Muriel Taggart

Character Analysis

Wicked Old Witch

We first meet Muriel when Seth is exploring the forest and encounters her ivy shack, which is constructed around a large tree stump. Here's what Seth sees:

Beside the stump, dressed in crude rags, sat a wiry old woman gnawing at a knot in a bristly rope. Shriveled with age, she clutched the rope in bony hands with knobby knuckles. Her long, white hair was matted and had a sickly yellowish tiny. One of her filmy eyes was terribly bloodshot. She was missing teeth, and there was blood on the knot she was chewing, apparently from her gums. Her pale arms, bare almost to the shoulder, were thin and wrinkled, with faint blue veins and a few purple scabs. (3.16)

Whoa—let this all sink in for a moment. This woman is very old, and not in such good shape—she's almost kinda gross-looking, with all those veins and scabs and bloodshot eyes. For all that she's so old and sickly though, "Her voice was incongruously melodious and smooth" (3.18). Uh-oh…

Muriel tries to entice Seth into her shack for tea, a chat, or to play with her creepy wooden puppet, a limberjack called Mendigo. We don't know exactly what she has planned for Seth if he complies, but we can guess that it's nothing good. Right before he goes, she tells him: "'Stand by your words, young man, or you may not have a pleasant journey home'" (3.58)—and since this totally comes true for Seth, he's left wondering if she's a witch.

Psst… Seth… She is.

Yup—Muriel's a witch, and Grandpa fills the kids in on her backstory. She was married to a caretaker of Fablehaven over 160 years ago, and after consorting with "unsavory beings" (5.181) she picked up some black magic and had to be imprisoned.

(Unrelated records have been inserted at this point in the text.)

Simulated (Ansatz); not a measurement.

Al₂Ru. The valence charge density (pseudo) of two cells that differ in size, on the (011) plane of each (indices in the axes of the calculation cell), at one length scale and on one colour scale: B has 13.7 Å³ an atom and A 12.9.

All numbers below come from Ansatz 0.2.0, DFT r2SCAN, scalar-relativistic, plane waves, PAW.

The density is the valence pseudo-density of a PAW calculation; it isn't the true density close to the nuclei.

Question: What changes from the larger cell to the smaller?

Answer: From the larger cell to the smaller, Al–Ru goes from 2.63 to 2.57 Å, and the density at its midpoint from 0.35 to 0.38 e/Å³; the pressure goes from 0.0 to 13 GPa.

Seductively Evil (Or Evilly Seductive?)

Surely not all witches are evil, but Muriel fits the bill. In the past "she tried to aid some of the foul denizens of the woods in a treacherous act of rebellion" (5.182), and these days she's quick to make threats. For instance, once she's freed she tells Seth, "'Your recompense is coming, my bold little whelp. I have a long memory'" (13.181). That's not exactly what you want to hear from someone who's skilled in the dark arts.

Okay. We get that she's evil. But where does the seductive part come in? Once Muriel's freed and has her own power back, she takes on a new form. Here's how she looks:

A tall, beautiful woman with a lustrous cascade of honey-blonde hair stood beside the recess […] She wore a spectacular azure gown that emphasized her seductive figure. (16.34)

While she's not the devil per say, we can't help but think of her as the devil in disguise here. So beautiful… yet so very dangerous. After all, here she is in all her radiant glory, standing in the Forgotten Chapel—and releasing the demon Bahumat from his bounds for some evil purpose that we don't quite learn the full extent of.

Fortunately for everyone who's not evil, the fairy army imprisons Muriel along with Bahumat in the end. But we don't really know what the extent of her plans were, so who knows what trouble might be carried out because of things she's set in motion.